After, Marty is offered a gambit: he needs money to rematch Edo in Tokyo next year and figures he can get it from Rockwell. Milton, who sees the pen-grip as an opportunity to get his business, Rockwell Pens, into Japan, begins sponsoring table tennis matches and sees Marty as a piggyback to further gin up support for the company. A brief but important bit of history: from 1945 to 1952, the United States military, headed by General MacArthur, occupied Japan and set about planning the future of the nation in three phases. The first from ’45 – ‘48 focused on demilitarization, military tribunals and breaking up corporations and conglomerates. All of this caused a massive economic upheaval throwing Japan into an economic crisis. In the midst of this, Chinese communists began to get a foothold in the country (“Everything under heaven is in utter chaos; the situation is excellent”) but seeing Japan go red wasn’t going to happen under MacArthur’s watch so we started the Korean War. Is that an oversimplification? Yes, but not by much. The war helped stabilized Japan’s economy and proved U.S. to be an ally, which led to a formal peace treaty signed in 1951. By 1953, Japan’s economy was open to American business. It was a gold rush and guys like Milton Rockwell wanted to be the first man on the ground with pick and pan.

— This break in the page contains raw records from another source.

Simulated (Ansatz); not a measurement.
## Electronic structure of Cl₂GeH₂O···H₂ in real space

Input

But Marty’s got pride and he’s not going to let the sport he loves be bastardized to sell pens (despite the fact that he’s already taking part in the simulation). He resolves to get the money his own way. From there, it’s just one paddle after another as he’s batted back and forth between people who socially and economically wield more power than him—while he thinks he may have power because he’s sleeping with Gwyneth Paltrow’s former film star, Kay Stone, its he that’s begging her for the diamond necklace which he can then hock to get his travel money. When he does make it to Japan, he thinks he can win the scrimmage against Edo without repercussion but, in one of the film’s most startling and brilliant scenes, Milton Rockwell, the ur-Capitalist, tells Marty, “I was born in 1601. I’m a vampire. I’ve been around forever. I’ve met many Marty Mausers over the centuries… you’re going to be here forever too. You will never be happy.”
According to Safdie, this line was ad-libbed by O’Leary but, I assume, refined throughout filming. Still, I tried to find a significant 1601 event and, well: On April 22, 1601, the first expedition of the East India Company set sail from England for the Spice Islands with John Davis as pilot-major. Funnily enough, as Milton Rockwell attempts to colonize Japan with American capital in 1953, John Davis was hacked apart by “Japanese pirates” in 1604.
The hauntological echoes of Delbert Grady telling Jack Torrance in the Men’s lavatory of the Golden Room, “You have always been the caretaker, sir” loom heavily here. Both Marty’s powerlessness and the inevitability of his situation is rendered clear: there is no alternative. This coupled with the encroachment of capitalism’s commodification of both him and the sport, he decides to, ahem, exit the vampire’s castle (so to speak).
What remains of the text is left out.